Deep Reading Dylan
June 08, 2009
The alarm woke me from a dream where I was playing at an outdoor festival. I was sitting in with a couple of people that I didn't know well. It was just past dusk, and the stage lights were coming on. Naturally, I was strumming a Dylan song. ("Tangled Up In Blue," in fact, which I haven't played in quite awhile.)
No doubt this comes from having finished Christopher Ricks' Dylan's Visions of Sin last night. I'd started it on the plane back from Honolulu and have been reading a bit every evening since. I had a great time, but I have to think that the audience for it is pretty limited. And that it is likely one of those books that far more people acquired than actually read.
No matter. Ricks was clearly writing for the love of it, and it's a tour-de-force of close reading. He uses the trope of the Seven Deadly Sins, the Four Cardinal Virtues, and the Three Heavenly Graces as an organizing principle. But his interest is not so much what Dylan has to say about each of these, but to examine, in detail, how he achieves the poetic effects he does, particularly with his use of rhyme. Ricks loves the mysteries of rhyme.
He sees things that I never would have noticed -- how, for example, the mix of masculine and feminine rhymes in a song can intensify the impact, and how different that impact would be if the mix were different. Or, in noting the difference between a poem (meant to be read from the page), and a song (meant to be heard), how the singer's drawing a syllable across several beats can create an entirely different effect from what the words on the page alone would achieve.
Ricks takes pains throughout the book to make it clear that he is not suggesting that Dylan was consciously creating these effects -- at least not always. Right at the beginning he addresses the question of intention:
Ricks reveals himself to be a fine artist as well, dancing across the service of Dylan's lyrics with a light touch, throwing out a bouquet of allusions, puns, and startling correspondences with T.S. Eliot, Keats, and, of course, the Bible. He liberally quotes the critic William Empson, the novelist Samuel Butler, and the dyspeptic poet Philip Larkin.

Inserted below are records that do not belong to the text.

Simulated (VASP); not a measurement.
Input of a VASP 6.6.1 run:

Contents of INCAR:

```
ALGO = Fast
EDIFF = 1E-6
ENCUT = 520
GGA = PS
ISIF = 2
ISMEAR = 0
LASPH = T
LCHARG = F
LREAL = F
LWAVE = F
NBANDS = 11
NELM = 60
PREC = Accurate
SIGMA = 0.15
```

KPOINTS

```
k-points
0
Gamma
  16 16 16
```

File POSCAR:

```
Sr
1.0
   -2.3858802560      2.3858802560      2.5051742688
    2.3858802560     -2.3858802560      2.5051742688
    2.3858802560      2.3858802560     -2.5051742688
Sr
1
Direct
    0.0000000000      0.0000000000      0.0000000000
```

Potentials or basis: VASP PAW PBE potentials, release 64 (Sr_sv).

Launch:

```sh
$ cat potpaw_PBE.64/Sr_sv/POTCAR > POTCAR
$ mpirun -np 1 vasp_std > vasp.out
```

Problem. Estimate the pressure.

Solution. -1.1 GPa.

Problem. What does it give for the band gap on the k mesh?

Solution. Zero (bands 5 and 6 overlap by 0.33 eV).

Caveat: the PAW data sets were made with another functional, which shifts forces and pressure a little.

In the 40 years that separate his first book, Milton's Grand Style, from Dylan's Visions of Sin, Ricks has established himself as one of the premier British literary critics of the second half of the 20th century (and into the 21st, as he is still going strong, having just recently finished a term as Oxford's Professor of Poetry). But here, he writes as a fan -- a fan who just happens to know more about the ways that poetry actually works than just about anybody else who might be inclined to try to write about Dylan.
So what's the point of reading a book like that? Did I come away from it with an enhanced appreciation for Dylan's prosody? Will it increase my appreciation for his songs? Probably not, actually. It'll make me listen a little differently, I suppose. Mostly, it was just great fun.